The future of making things has found itself at the intersection of hardware, software, materials and those that make. This future of making things will undoubtedly help enable the us as present and future practices to innovate and create in radically different ways. This project was an expression of just this — to facilitate conversations which enable these present/future designers and makers to think more creatively about material use, reuse, processes of manufacture and design. Digital fabrication technologies have grown exponentially in the most recent decades and offer creative opportunities for architecture and construction from the scale objects, components, to buildings – but not at the expensive of material consideration.
The table was designed, using procedural scripting, to depict the movement and expression of each assemblage through the plane of the tables top. As the legs meet the table top, an imprint pushes through and seemingly peels away the top surface. The table combines a CNC routed top with 3D printed legs.

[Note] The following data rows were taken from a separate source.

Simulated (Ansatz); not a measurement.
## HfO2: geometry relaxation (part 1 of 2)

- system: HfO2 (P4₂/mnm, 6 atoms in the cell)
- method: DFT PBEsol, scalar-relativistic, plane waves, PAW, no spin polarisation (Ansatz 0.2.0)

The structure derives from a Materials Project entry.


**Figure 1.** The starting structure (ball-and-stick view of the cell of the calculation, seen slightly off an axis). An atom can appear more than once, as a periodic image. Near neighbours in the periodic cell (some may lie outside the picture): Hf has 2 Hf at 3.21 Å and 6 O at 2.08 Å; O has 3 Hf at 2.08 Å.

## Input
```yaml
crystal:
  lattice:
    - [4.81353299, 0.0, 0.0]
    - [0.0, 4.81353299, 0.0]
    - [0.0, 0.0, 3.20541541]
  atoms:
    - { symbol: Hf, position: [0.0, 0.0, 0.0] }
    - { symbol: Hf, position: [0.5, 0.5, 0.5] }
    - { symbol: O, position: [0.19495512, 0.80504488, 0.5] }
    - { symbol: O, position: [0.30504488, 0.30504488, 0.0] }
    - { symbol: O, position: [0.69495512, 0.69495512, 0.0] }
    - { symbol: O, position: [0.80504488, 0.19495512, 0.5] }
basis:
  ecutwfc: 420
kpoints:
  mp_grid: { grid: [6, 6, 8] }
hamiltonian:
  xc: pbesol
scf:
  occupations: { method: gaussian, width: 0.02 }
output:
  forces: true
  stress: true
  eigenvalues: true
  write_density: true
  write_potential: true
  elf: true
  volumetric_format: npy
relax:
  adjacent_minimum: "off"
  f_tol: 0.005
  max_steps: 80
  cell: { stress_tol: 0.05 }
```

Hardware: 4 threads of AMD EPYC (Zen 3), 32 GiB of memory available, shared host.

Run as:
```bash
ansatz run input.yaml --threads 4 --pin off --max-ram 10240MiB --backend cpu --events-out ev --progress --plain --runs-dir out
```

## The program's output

The top of the table was CNC routed in such a way so as to use as little material as possible. A minimal bounding box was derived around each element of the form using basic form work. A mixture of reused coffee grounds and resin was then cast into the formwork, so as to only fill necessary areas. This saves excess material usage as well as time using the CNC router. The mold was then routed, optimizing the toolpathing by using referenced bounding boxes to avoid areas it need not waist time routing.
The underside was then milled in preparation to assemble and insert the 3D printed legs. Each 3D printed leg while apearing as a massive forms, are in fact hollow shells comprised of two seperate pieces. The bottom portion of the leg was further revealed, where it meets the ground, to show the complex hollow structure within.